High Entropy (HEA) or multicomponent alloys consist of four - six elements in equiatomic (or close to equiatomic) ratios [1]. In these systems, solid solution with simple crystallographic structures (e.g. Face Centered Cubic (FCC) or Base Centered Cubic (BCC)) is promoted instead of the formation of intermetallic compounds due to the high mixing entropy effect. HEA exhibit exceptionally high hardness, good wear and oxidation resistance [2]. These qualities make HEA attractive candidates for variety of engineering applications.
In the current work, equiatomic AlCoCrFeNi HEA was studied thoroughly. Previously, it was reported that AlCoCrFeNi solidifies in a dendritic regime, forming two areas: dendrite (DR) and interdendrite (ID) [3] differing in their microstructure. Understanding how such differences affect the properties of each are and the evolution of the microstructure upon heating is essential for the production of an homogenous alloy.

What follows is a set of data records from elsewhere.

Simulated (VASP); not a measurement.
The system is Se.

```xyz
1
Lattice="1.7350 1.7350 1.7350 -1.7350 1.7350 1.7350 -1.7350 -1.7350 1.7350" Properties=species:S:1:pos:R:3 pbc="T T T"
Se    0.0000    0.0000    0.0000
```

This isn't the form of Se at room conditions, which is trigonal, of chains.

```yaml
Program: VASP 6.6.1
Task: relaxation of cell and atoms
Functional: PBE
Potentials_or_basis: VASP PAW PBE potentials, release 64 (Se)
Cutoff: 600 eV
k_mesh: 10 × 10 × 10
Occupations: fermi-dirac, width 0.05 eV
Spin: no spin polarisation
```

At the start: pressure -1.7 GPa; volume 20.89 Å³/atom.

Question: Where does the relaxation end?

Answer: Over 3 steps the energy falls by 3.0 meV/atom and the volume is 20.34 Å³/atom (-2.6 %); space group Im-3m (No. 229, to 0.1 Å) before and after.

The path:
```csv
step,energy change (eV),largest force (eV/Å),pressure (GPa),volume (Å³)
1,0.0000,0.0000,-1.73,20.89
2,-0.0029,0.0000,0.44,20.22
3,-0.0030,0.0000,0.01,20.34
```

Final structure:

By analyzing the microstructure of the as cast AlCoCrFeNi HEA, we noted differences in the phase content between the DR and ID areas, fact that explains the different morphology and hardness measured in these areas. Investigation of this alloy after heat treatments (followed by quenching) performed at 850°C and 1200°C has shown that these variations dictate the evolution of different microstructures in the DR and ID areas. At 850°C sigma phase was formed in both areas but with a different morphology, along with the growth of the FCC phase. At 1200°C the microstructure consisted of FCC, BCC and ordered BCC, the same phases obtained in the as cast condition, yet with very complex morphology, requiring high-end microscopy methods for investigating their structure and chemical composition. Conclusions were drawn regarding phase transformations occurring in the AlCoCrFeNi system.
References:
[1] J.W. Yeh, S.K. Chen, Advanced Engineering Materials 6 (5), (2014), 299-303.
[2] Y. Zhang, T.T. Zuo, Z. Tang, M.C. Gao, K.A. Dahmen, P.K. Liaw, Z.P. Lu, Progress in Materials Science 61, (2014), 1-93.
[3] A. Manzoni, H. Daoud, R. Volkl, U. Glatzel, N. Wanderka, Ultramicroscopy 132, (2013), 212-215.